The foregoing description of the Sponsor Support Agreement is qualified in its entirety by reference to the full text of the Sponsor Support Agreement, a copy of which is filed as Exhibit 10.1 to this Current Report on Form 8-K, and the terms of which are incorporated herein by reference.
Shareholder Support Agreement
Concurrently with the execution of the Merger Agreement, AMAO, RMC, and certain shareholders of RMC entered into a certain Shareholder Support Agreement dated June 28, 2022 (the “Shareholder Support Agreement”), pursuant to which those certain RMC shareholders who are parties thereto agreed to vote all RMC Common Stock beneficially owned by them, including any additional shares of RMC they acquires ownership of or the power to vote, in favor of the Merger and related transactions.
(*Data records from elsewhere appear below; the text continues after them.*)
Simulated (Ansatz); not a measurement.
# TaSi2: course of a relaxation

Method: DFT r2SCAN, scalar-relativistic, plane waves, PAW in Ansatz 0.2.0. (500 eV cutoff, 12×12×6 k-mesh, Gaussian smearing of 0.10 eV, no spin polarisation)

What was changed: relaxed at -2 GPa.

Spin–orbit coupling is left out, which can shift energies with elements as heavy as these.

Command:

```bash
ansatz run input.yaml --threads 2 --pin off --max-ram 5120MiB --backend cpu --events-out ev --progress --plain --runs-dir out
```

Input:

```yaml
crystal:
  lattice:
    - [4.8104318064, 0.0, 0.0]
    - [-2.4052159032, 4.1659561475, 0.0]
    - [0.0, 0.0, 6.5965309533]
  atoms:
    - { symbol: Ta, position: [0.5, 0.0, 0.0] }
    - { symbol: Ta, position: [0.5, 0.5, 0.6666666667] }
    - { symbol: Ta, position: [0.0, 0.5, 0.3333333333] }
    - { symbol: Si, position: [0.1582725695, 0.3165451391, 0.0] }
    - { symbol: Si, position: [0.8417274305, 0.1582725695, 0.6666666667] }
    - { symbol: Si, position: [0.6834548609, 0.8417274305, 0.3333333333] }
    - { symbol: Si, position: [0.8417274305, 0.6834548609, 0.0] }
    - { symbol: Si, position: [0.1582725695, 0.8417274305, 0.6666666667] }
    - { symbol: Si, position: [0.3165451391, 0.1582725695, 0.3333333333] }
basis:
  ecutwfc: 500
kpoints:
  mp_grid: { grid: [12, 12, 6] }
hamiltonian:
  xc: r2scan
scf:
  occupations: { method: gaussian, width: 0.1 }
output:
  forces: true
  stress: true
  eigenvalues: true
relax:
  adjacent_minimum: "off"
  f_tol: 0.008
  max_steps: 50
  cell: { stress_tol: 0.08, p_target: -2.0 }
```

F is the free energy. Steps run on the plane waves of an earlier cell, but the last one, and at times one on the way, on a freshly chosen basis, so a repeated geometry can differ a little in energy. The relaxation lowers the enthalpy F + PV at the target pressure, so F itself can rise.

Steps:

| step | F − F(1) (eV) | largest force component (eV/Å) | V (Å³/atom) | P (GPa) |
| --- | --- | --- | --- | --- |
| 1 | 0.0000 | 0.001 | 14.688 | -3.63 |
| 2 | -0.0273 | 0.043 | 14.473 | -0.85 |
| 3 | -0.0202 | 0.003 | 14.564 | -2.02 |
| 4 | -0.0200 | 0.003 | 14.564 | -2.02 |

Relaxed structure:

The foregoing description of the Shareholder Support Agreement is qualified in its entirety by reference to the full text of the Shareholder Support Agreement, a copy of which is filed as Exhibit 10.2 to this Current Report on Form 8-K, and the terms of which are incorporated herein by reference.
Agreement to be Executed at Closing
Amended and Restated Registration Rights Agreement
The Merger Agreement contemplates that, at or prior to the Closing, AMAO, certain legacy stockholders of AMAO and certain shareholders of RMC will enter into an Amended and Restated Registration Rights Agreement (the “Registration Rights Agreement”), whereby (i) the Registration Rights Agreement will govern the registration of certain shares of AMAO and (ii) each shareholders of RMC will agree, subject to certain customary exceptions, among other things, not to transfer any shares of AMAO Common Stock or any security convertible into or exercisable or exchanged for AMAO Common Stock beneficially owned or owned of record by such holder until the date that is the earlier of (i) ninety (90) days from the date of the Registration Rights Agreement or (ii) the date on which AMAO completes a liquidation, merger, stock exchange, reorganization or other similar transaction that results in all of AMAO’s stockholders having the right to exchange their shares of AMAO Common Stock for cash, securities or other property.
The foregoing description of the Registration Rights Agreement does not purport to be complete and is qualified in its entirety by reference to the full text of the form of Registration Rights Agreement, a copy of which is filed as Exhibit 10.3 to this Current Report on Form 8-K, and the terms of which are incorporated herein by reference.